English as an international lingua franca has been widely accepted globally for a century. In recent decades, Asian countries (particularly China, Japan and Korea) have been embracing English as one of their top priorities in language policies.

English village is a typical model those three East Asian countries build for promoting English through immersion environments. How do these English villages work in these three countries?


Gyeonggi English Village (GEV) was the earliest one built in 2004 in Korea. According to their principle, the GEV provides "Korean people opportunities to interact with English native speakers and engage in multicultural and hands-on activities that mimic real-life foreign experiences."

GEV seems to be a model that is leading Koran English education in a new way.


Miyun, a town located in the suburban area of Beijing in China, submitted a proposal to the Chinese government in 2011 to create an English immersion village. The plan consisted of a European-style village with 18 units speaking only English, and any visitors would need a passport to enter the village. It would cost 100 million Chinese yuan ($1.6 million) over a span of five years.

The plan was immediately tweeted more than 10,000 times in Chinese Weibo (similar as Twitter) after the news was released. Most of the comments criticized the Miyun English village plan. The three major criticisms were:

  • It wastes a huge amount of money;
  • Chinese language and heritage should not be placed in an insufficient position;
  • Chinese students will lose the opportunity and interest to learn Chinese language

With those criticisms, the proposal was denied by the Chinese government. Moreover, many Chinese educators have advocated that schools and universities should focus on Chinese language learning more than English learning in recent years.

In 2014, the Chinese Ministry of Education issued a new policy in which English will be removed from the official Gaokao — the university entrance exam in 2017. Instead, English will be tested in other ways by individual institutions. It is a clear signal that China is changing their English language education policy after a decades-long English boom.


How about English villages in Japan?

In order to tie in with Tokyo's Summer Games in 2020, Tokyo media announced in December that the city will build an English village in 2018 that provides Japanese people the opportunity to immerse in an English environment and to interact with English native speakers. Some educators and authorizations visited Korea's Gyeonggi English Village as an example.

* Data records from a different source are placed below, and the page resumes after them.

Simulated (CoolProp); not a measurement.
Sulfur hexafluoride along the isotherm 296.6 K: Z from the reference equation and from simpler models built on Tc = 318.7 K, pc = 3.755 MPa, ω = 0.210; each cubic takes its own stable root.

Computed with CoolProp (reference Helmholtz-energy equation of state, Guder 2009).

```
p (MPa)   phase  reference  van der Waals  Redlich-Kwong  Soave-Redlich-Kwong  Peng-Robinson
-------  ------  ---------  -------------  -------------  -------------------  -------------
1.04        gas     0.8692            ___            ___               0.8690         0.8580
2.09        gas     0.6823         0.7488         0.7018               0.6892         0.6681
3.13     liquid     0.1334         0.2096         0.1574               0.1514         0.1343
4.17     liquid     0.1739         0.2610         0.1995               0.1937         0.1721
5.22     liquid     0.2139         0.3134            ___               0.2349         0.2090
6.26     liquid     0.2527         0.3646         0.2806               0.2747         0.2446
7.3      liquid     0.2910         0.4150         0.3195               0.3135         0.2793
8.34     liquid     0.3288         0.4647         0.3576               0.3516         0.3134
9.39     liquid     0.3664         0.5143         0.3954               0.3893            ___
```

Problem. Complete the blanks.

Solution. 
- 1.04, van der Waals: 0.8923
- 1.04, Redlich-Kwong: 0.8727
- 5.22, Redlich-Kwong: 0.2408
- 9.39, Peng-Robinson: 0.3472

On Feb. 21, the City of Tokyo reviewed the proposal of the English village. The discussion covered two sides of opinions:

On one hand, the English village can provide Japanese students a real English environment and the ability to experience English language and culture without going to overseas. On the other hand, the village will cost a large amount of money, and the principles of "English only" will likely fall apart in practice.

Japanese authorities who visited Korea visited a hamburger shop in the English village and found that both staff and customers eventually spoke Korean rather than English. Authorities are now wondering if the same will happen in Tokyo's English village.

The decision in Japan may not be an easy one to make. We will see the further updates from Japan in the coming months.


English villages in East Asia have clearly seen mixed results.

Korea is still enjoying its English villages, even though there are some weakness (e.g., high costs).

In China, the government changed the language education policy to focus on promoting Chinese language rather than endorsing English. This leaves little room for English villages in the near future.

Japan wants to build English villages to tie in with Olympic Games in 2020. They are still consulting diverse feedback to determine approval.

The future of English villages in those three countries seems uncertain.